Around a week from now I'm going to take my Big Trip of 2009 (talagang capital letters, di ba?), one which I initially planned to do earlier this year. I'm trying to have at least one Big Trip annually, although ideally there should be at least two but since I'm not a bloody heiress nor the child of Thaksin, I can only afford one this year.
Anyway, the point of the Big Trip concept is to travel alone for about a couple of weeks. It has served as my "retreat" in previous occasions, and this time I think I'm doing it just at the right time.
For the past month or so, I've been going through some sort of emotional upheaval, although it's not anything grand or earth-shaking.
I don't know what the impetus was, but simply, I'm easily irritated of people in general. I'm annoyed of people's arrogance, of their selfishness, of their conceit. I'm outraged at how people can talk endlessly about their sorry assess. If only they would seriously listen to themselves and realize how annoying they are.
I thought it was going to be one of those fleeting moods brought about by hormonal imbalance (pregnancy or menopause anyone?). But the fractiousness has persisted for about a couple of months now.
Well, I don't have the audacity either to tell people to just shut the fuck up.
If I were better at articulating my feelings it'd be easier for me to just describe my mood lately or where it comes from. I'm so emotionally constipated I'm honestly annoyed at my self as well.
Perhaps, I'm annoyed at people because I don't feel like I was given the chance to talk about my feelings for a change.
The thing is, I do not like to explain my self. I've always thought I'd bore people whenever I do. Also, I've long thought that talking about my feelings would only make me appear vulnerable to other people. It's better to just wear a mask and divert attention from my self.
On the one hand, I rarely meet people who are genuinely interested in how I feel. I've always been afraid that nobody really understands me, even my closest friends, I'm sad to say.
On the other hand, if I don't express my self in the first place, absolutely no one would have an idea of my real emotions. So there, why I'm whining about not being understood at all?

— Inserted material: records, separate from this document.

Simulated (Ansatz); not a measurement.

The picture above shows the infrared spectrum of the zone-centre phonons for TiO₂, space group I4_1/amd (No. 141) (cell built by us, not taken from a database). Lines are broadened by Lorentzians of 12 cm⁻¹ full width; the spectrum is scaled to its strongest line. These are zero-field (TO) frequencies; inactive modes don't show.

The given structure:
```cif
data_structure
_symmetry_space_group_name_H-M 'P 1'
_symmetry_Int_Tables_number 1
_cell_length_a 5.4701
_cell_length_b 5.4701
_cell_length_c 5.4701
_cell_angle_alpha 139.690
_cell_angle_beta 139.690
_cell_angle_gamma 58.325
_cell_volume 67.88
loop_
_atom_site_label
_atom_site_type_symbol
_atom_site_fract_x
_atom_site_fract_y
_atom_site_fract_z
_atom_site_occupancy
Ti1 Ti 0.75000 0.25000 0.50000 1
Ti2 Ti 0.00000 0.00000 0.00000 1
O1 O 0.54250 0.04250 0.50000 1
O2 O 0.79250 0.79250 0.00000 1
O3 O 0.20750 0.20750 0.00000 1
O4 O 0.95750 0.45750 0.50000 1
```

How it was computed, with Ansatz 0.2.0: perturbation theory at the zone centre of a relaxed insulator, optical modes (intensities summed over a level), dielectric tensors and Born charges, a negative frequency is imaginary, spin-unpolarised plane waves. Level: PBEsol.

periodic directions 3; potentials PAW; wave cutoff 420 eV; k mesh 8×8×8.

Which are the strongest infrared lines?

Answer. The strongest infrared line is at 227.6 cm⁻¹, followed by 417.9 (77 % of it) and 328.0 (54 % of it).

Hmmm... so there, it's kinda weird (and I'm not sure if I'm making sense).
So where does this lead me? Perhaps because of a bit of pent-up emotions, I've withdrawn from people lately. Although they deserve some explanation at least, I've never really told my friends why; I just tell them I choose to be alone. Thankfully, my closest friends understand this and not until in this post did I confess.
(Honestly, I don't know why I'm writing this, pero punyeta pagbigyan nyo na ako, mga bading. Tse!)
Wow, writing about this actually helped. I have a good number of realizations from just reading what I wrote above. Cute!
So there, I deserve a break. I need to get away from all the noise I've sparked in my head. Which brings us to this Big Trip to set things in order, to sift through my thoughts, and hopefully to pacify my mind.
I've wanted to visit this place since I was a teenager and it's finally coming true. What did I tell you about dreams? Choz!!!
I began planning the trip late last month, a process that brought me a certain level of stress as well (but it's a fun kind of stress). You know me, I go frantic in planning my trips. I LOOOOVE planning. Buwahahaha. Fuck spontaneity. I prefer traveling efficiently.
For the past few weeks I've been poring the internet for travel trips and so on. Aside from the usual travel websites, I stumbled into many travel blogs, which enormously helped me in planning my trip. It's amazing how many people bother sharing travel tips, which I've always found way too tedious (i.e. what to see, getting there, where to eat/stay, etc.).
I feel like I'm leeching from other people's experiences though without giving back much to the community of travelers like my self. Therefore, I'm planning to write little travel guides of my future trips, starting with the one I'm taking in December.
I did not really intend to come up with a separate blog for that coz I only have about four trips a year. Instead, I'd incorporate my mini travel guides in this blog, and the posts shall be separate from the travel impressions and usual travel churvaloo and faggotry I write here. This way, I'm hoping to return the favor to the "community" (whatever that means) who would one way or another stumble into my blog.